Twister, the mildly embarrassing but strangely enjoyable floor contortion game that most of us have vague youthful memories of from Christmas parties. Could a Twister mat be used as an input device? [Guy Dupont] took those 24 coloured dots and made just that, after a conversation with a friend.
Wiring up a floor-sized plastic mat isn’t as easy as it might seem, and early experiments with copper foil and capacitive touch sensor chips proved to be a failure. The replacement came in the form of force sensitive resistors, read by a brace of MCP3008 multiplexed analogue-to-digital converters. These are then read by an ESP32 that does all the MIDI magic. We’re treated in the video below the break to full details including the entertaining sight of him playing Twister to a beat, prompted by a robotic-voiced random move generator, and we can see that this devices has some potential.
We’ve not seen another Twister mat before, but force sensitive resistors have made an appearance in a much higher-resolution array. It’s the LED floor game controller that has us going though.

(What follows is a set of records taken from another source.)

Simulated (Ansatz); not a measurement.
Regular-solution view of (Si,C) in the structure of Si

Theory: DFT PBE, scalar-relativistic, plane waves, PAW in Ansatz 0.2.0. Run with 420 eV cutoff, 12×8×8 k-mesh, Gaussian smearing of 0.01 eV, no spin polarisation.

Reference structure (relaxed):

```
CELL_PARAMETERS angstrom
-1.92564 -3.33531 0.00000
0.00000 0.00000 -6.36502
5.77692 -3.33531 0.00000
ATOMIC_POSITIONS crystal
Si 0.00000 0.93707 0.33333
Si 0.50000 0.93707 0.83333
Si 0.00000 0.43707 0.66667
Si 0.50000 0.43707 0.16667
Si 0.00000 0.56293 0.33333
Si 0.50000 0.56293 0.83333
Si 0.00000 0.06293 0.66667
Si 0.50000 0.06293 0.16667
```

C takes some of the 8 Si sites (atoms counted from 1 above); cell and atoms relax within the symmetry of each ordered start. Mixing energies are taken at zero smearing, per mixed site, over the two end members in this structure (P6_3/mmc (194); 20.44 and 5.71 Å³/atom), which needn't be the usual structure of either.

“Hey, what happened to Bob?”
“He broke his pelvis trying to play ‘Mary had a little lamb’.”
Students at Portsmouth University UK did this 5 years ago. Good fun.
My project group did something similar during our first semester in 2013 where we made a top down splitscreen racing game that you could control using a twister mat.
It didn’t play amazingly well but we did win the award for most popular concept or something, it’s been a while and I don’t quite recall what it was for.